Between revenues and expenditures: the Ukrainian parliament is trying to balance the budget
6 October 16:54
The budget process in Ukraine has passed another milestone. By October 1, MPs and parliamentary committees had to submit their proposals to the draft budget for 2026. And they did so. Other relevant institutions also had the opportunity to evaluate the budget proposals. Komersant found out what attracted the attention of experts the most.
There are many proposals to increase spending that are not backed by realistic sources of funding. This is how Roksolana Pidlasa, the head of the parliamentary budget committee, which is currently preparing the draft law for the first reading, outlined the main challenge of the current stage of work on the draft budget.
In fact, the sufficiency of expenditures and the realism of revenues have been, are, and will be the main topics of budget discussions.
Adequacy of budget expenditures
State budget expenditures for 2026 are planned to amount to UAH 4.8 trillion. This is by 9.6% more than in 2025, but taking into account inflation, the real amount of expenditures will actually decrease by 2.4%. This is one of the conclusions contained in the report of the auditors of the Accounting Chamber of Ukraine.

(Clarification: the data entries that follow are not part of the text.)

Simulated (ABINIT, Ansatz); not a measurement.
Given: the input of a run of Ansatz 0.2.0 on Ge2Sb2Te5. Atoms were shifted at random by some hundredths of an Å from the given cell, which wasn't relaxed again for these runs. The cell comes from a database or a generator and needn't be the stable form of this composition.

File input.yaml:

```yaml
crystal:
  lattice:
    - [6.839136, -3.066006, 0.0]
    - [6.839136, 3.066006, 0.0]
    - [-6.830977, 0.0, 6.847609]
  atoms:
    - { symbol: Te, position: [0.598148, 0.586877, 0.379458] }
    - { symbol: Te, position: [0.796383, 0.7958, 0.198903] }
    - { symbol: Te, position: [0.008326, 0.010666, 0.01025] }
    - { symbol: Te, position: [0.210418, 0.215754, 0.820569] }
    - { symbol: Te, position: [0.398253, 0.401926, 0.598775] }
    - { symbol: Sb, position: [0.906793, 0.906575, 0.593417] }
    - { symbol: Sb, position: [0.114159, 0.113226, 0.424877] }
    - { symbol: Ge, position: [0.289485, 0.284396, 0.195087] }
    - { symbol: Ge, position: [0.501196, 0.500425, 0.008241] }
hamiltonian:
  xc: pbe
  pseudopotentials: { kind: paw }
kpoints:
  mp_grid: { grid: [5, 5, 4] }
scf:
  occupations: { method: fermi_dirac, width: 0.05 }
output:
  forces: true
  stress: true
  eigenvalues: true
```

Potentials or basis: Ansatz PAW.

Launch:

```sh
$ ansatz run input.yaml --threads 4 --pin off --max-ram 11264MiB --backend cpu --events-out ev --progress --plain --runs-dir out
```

The largest item of expenditure is national security and defense – UAH 2.8 trillion, which is 6.5% more than this year’s expenditures approved in the July defense budget. At the same time, auditors point out that these funds may not be enough, as it is proposed to leave wage expenditures, including military pay, at the level of 2025. Although, for example, this year’s need for such payments by the end of the year may be approximately UAH 90 billion more.
“Obviously, we should expect that the 2026 budget will be revised to increase defense spending in the middle of the year,” emphasizes Oleksiy Gerashchenko, an economist and professor at the Kyiv Mohyla Business School.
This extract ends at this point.